On Mon, Aug 02, 2021 at 03:19:39PM +0100, Mark Brown wrote:
On Mon, Aug 02, 2021 at 01:37:50PM +0100, Dave Martin wrote:
On Mon, Aug 02, 2021 at 12:33:30PM +0100, Mark Brown wrote:
That really doesn't seem like a good idea - it's just asking for fragility if a signal gets delivered to the parent process or something. Even if almost all the time there will only be one trip through the loop we should still have the loop there for those few cases where it triggers.
This concern only applies when the program actually registers signal handlers.
wait() can't return for any other reason, and it mustn't, precisely because historically software would have made this assumption. This is one reason why wait3() etc. are separate functions.
That's great for the reader with a detailed knowledge of exactly what error handling can be skipped and how standards conforming Linux is but less good for the reader who is merely aware of best practices. I am not clear what the problem that is solved by removing the loop here is TBH - to me it just makes it less obvious that we've handled everything.
Ok, leave it as is then.
(It would be good to collect some best-practice guidance on how to actually use syscalls, but that's clearly way out of scope here...)
That aside though, can't we use popen(3)?
I tend to forget about popen because it is "boring" to use it, but it looks like it fits this case quite well. Then it would be libc's problem how to fork and wait safely.
popen() appears to be break the _SET_VL_ONEXEC test. Between a lack of strace in my test filesystem and not spotting anything obvious in the glibc sources I can't tell exactly where it's doing something different, though it does feel like it should be a separate testcase if it's anything interesting. I do think there is value in having exactly what's done to start the child process be clear in the test program, and that coverage of anything interesting from popen() could be done incrementally.
Ah, dang, popen() will run the target program via a shell, so there will actually be two fork-exec()s, with the VL being reset to default by the second exec.

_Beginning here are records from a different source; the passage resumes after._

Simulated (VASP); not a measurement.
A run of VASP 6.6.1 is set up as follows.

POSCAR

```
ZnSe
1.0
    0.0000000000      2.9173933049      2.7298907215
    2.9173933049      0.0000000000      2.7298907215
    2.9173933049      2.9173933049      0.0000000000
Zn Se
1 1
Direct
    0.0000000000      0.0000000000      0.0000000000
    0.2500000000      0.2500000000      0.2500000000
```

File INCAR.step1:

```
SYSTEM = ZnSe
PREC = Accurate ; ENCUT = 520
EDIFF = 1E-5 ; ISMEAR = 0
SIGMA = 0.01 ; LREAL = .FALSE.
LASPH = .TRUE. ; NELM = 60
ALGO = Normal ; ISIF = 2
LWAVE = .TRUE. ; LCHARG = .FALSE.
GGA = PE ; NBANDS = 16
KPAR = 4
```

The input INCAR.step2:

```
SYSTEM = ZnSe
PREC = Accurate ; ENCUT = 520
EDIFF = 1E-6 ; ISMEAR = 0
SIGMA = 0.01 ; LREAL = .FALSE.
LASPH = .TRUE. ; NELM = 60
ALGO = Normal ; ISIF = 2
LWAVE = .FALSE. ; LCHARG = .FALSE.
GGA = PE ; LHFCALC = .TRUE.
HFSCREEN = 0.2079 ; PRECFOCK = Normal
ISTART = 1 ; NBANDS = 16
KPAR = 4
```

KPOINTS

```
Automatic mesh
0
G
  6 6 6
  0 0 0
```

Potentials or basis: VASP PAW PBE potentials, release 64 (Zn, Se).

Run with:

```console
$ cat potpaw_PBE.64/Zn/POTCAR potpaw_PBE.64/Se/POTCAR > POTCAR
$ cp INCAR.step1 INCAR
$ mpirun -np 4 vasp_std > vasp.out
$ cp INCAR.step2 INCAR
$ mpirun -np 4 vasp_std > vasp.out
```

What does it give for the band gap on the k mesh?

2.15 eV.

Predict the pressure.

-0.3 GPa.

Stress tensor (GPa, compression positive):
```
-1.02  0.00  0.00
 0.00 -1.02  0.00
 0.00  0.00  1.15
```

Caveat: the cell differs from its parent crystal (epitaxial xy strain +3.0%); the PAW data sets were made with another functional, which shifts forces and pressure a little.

Using PR_SET_SET_VL with popen() still makes sense, but if you want the target program to get the new VL (not just the shell) then you'd need PR_SVE_VL_INHERIT. Then we would get confused later when trying to test the !PR_SVE_VL_INHERIT case. The way to "fix" this would be to have the shell invoke something like vlset, but that will blur the test in a different way, adding even more confusion.
So Ack, we can't test all the variations using the popen() method, so we probably shouldn't use it here at all.
This is the kind of reason why I tend not to go for it, I guess -- it looks convenient, but it's just that little bit overcooked as an API. *sigh*
I'll review your final version of the series, but I guess we're all good.
Cheers ---Dave